The deepest impact this had on her own creative output is that she began to treat language as sound, but also sound as language. It’s a duality that at first might seem difficult to reconcile. For most composers there’s a pretty clear line of demarcation between vocal and non-vocal music (in most cases, music with or without a text). In fact, many composers are more comfortable writing exclusively one or the other, and even those who regularly write both treat them as separate idioms. For Beglarian, some form of verbal narrative is inevitably what triggers her inspiration, whether or not it shows up directly in the resultant musical composition. But even a Beglarian piece with no text is never completely abstract. However, her works involving text also operate on a variety of levels to the point of not being completely literal.

A work like Wonder Counselor for organ and a pre-recorded soundtrack, for example, has a visceral and sometimes shocking impact on first listening because she incorporates, among other things, the sound of a woman experiencing an orgasm. Yet she decided to use that particular sound, not to convey a sexual meaning, but rather to illustrate spiritual awe at the miracle of nature:

I’m quoting Proverbs which says that there are four things that are too wonderful to believe: the way of a ship on a high sea, the way of a serpent on a rock, the way of an eagle in the air, and the way of a man with a woman. […] I totally fell in love with the notion of God as your wonder counselor, dressed in a Boy Scout uniform, taking you around and saying, “Look at that tree. Isn’t that amazing? Look at that, the way the light hits the mountains. Isn’t that incredible?” That’s a wonder counselor, right? So the whole piece is about this sense of wonder.

After spending a couple of hours talking with Beglarian, she struck me as something of a wonder counselor herself and I left completely in awe of her creative process.

—FJO

***

Frank J. Oteri: So much has already been said over the years about how your music has broken down stylistic barriers and how you create works in which all these seemingly unrelated musics coexist, so I don’t want to begin there. I want to begin with a different phenomenon that I hear in your music—a dichotomy between a fascination and care for language on the one hand and a real infatuation with sound, which is a very abstract thing that’s very hard to define and which often exists beyond our ability to verbalize it. Those two things seem to be polar opposites, yet they co-exist in your music.

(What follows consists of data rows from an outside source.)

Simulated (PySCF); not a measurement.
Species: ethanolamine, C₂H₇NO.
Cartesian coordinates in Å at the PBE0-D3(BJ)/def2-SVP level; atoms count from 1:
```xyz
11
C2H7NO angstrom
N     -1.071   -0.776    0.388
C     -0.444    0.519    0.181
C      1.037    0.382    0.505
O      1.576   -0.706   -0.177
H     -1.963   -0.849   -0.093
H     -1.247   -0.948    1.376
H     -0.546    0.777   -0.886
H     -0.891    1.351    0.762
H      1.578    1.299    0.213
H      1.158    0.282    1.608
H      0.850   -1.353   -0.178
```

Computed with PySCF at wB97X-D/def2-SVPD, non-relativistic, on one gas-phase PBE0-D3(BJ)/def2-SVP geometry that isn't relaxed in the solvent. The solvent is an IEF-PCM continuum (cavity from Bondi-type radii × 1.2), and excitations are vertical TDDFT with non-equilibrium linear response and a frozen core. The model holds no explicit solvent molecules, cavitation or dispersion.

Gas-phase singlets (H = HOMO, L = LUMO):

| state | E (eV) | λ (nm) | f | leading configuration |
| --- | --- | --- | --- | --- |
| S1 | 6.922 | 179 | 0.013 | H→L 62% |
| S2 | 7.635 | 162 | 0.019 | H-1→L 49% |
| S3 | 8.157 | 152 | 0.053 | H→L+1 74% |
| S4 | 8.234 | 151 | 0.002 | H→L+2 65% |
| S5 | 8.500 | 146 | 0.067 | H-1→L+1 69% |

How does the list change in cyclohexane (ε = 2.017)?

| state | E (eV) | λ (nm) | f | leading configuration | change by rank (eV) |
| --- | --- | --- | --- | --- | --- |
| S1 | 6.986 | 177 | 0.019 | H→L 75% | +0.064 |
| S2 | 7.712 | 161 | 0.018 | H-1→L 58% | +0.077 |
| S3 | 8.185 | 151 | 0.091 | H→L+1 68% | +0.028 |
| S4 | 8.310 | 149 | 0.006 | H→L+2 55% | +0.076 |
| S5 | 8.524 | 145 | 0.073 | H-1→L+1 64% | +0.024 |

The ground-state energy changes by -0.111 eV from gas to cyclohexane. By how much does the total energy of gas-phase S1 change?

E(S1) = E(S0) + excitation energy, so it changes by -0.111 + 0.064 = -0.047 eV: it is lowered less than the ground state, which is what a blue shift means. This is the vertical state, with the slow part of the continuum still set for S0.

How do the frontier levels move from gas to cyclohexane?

Eve Beglarian: That’s a very nice dichotomy. I like that a lot. Yes, absolutely. I remember trying to articulate to somebody what it is I do and talking about the idea that it’s all about falling in love with something. I don’t really think of myself as someone who makes something up out of whole cloth. I always feel like I’m responding to something that I fell in love with. And I can fall in love with a sound, and I can fall in love with texts. But those are very different kinds of love relationships. One of them is really verbal and really talk-y, and the other is not. So I think that they really do require different things of me as the responder.

When I start working with texts, I’m really working in response to a text that I’ve fallen for. I feel like my job is to make that text available to others in a way that it might not be if I didn’t do whatever I’m doing. Of course the tools I’m using are musical tools, and so I’m making a musical environment in which this text becomes foreground. Whether it’s spoken or sung, it doesn’t really matter. When I’m working with sound, often it will be that I’ll find a sound in the world that I’ve fallen in love with, and I will explore that. But the tools I have to do that with are much more likely to be electronic tools. I’m much more likely to be sitting at the computer doing some sort of sculptural work on sound files. So the techniques I’m using are different.

FJO: In terms of where that initial spark of inspiration comes from, does it begin with language? Does it come from a text? Is there always some kind of verbal association?

EB: I think lately, yeah. Whether or not the text may appear in the piece, there’s generally a narrative idea at the very least. There may be a whole poem or a whole text, but generally I think there’s a narrative idea going on. That’s where I find the thing to bang up against. In that way, I sometimes think I’m not like a real composer. A real composer is really interested in musical techniques, how you put notes together and how you put rhythms together. Whereas for me, I’ll take whatever musical techniques are handy if they’ll do the job for me of telling the story I want to tell. I’m not in love with the techniques themselves. It’s the same, actually, with electronics. I’m not one of these people obsessed with the latest toy, or with toys that nobody else has. I’m perfectly happy to use commercial software, the standard stuff, if I can make it do what I want it to do.

FJO: I’m wondering how your background with doing audio books helped to shape your identity as a composer.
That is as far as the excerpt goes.